Counsel further submitted that the applicants took possession of the suit land upon issuance of the lease certificate and constructed a structure which was demolished by unknown persons. Further that the official search indicates that the suit land is registered in the applicant’s names.

Counsel relied on the case of   Paul Gitonga Wanjau v Gathuthi Tea Factory Company Ltd & 2 others (2016) eKLR which captured the principles in Giella v Cassman Brown as follows;

i. Is there an issue to be tried?

ii. Will the applicant suffer irreparable harm if the injunction is not granted?

iii. Which party will suffer the greater harm from granting or refusing the remedy pending a decision on the merits?

It was counsel’s further submission that the test for granting of an interlocutory injunction was considered in the case of American Cyanamid Co. vs Ethicon Limited (1975) A AER 504 where three elements were noted to be of great importance, namely;

i. That there is a serious issue to tried

ii. Damages are not an adequate remedy.

iii. The balance of convenience lies in favour of granting or refusing the application.

The applicants also deponed that the suit the property is in danger of being wasted by the 1st Respondent as the Applicants constructed a structure which was demolished and the property placed under heavy guard preventing them from accessing the suit land. Further that the Respondents have started construction of temporary structures which are rented to tenants.

Counsel relied on the Giella V Cassman Brown & Co. Ltd (1973) EA 358 and submitted that the applicants have met the threshold for grant of temporary injunctions and urged the court to allow the application as prayed.

1ST DEFENDANT/RESPONDENT’S CASE

Counsel for the respondent opposed the application and submitted that the respondent was issued with a title to the suit property on 15th January 2003 and has been paying land rates as demonstrated by annexures JKK11,2,3,4 and 5 in the supporting affidavit.

It was also counsel’s submission that the 1st defendant has been in actual physical possession of the suit land since 2003 and has carried out developments thereto consisting of temporary structures used as the residence of his employees and the 1st defendant attached Photographs of the structures to demonstrate the same.

Mr. Kibii counsel for the 1st defendant submitted that the applicants were issued with the second title over the suit property 16 years after the 1st defendant’s registration and occupation of the suit property.

It was counsel’s submission that the applicants are seeking for eviction of the 1st defendant as the current application for injunctive orders amount to a mandatory injunction and final prayers which cannot be granted at an interlocutory stage.

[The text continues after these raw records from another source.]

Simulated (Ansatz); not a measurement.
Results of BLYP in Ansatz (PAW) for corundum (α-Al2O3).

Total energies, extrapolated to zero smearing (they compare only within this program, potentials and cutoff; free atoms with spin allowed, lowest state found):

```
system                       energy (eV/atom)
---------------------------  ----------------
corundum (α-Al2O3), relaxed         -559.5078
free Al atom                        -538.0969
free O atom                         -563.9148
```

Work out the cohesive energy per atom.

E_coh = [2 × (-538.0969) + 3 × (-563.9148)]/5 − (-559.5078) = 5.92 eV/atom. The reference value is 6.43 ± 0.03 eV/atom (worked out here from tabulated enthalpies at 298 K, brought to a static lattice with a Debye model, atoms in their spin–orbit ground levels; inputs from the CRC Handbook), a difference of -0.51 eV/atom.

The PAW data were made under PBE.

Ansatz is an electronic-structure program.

Counsel relied on the case of Alex Wainaina T/A John Commercial Agencies vs Janson Mwangi Wanjihia (2015) eKLRwhere  the court while considering the first principle in Giella vs- Casoman Brown (1973) EA 358 and in setting aside mandatory injunction orders held:-

“This Court has previously held that in considering the first principle, the trial court must avoid the temptation of making conclusive findings of fact before they are tested in cross-examination. A prohibitory injunction rather than a mandatory injunction which is considered on different principles is meant to forestall the happening of an event. In the case of Stephen Kipkebut T/Å Riverside Lodge and Rooms -vs- Naftali Ogola(2009)eKLR the court held that an order which results in the granting of a major relief claimed in the suit ought not to be granted at interlocutory stage. We have examined the record and we think, with respect, that the trial court in its analysis, fell into temptation in finding that the appellant's case stood no chance of success at the hearing. The result was that the other principles in the Giella case were ignored.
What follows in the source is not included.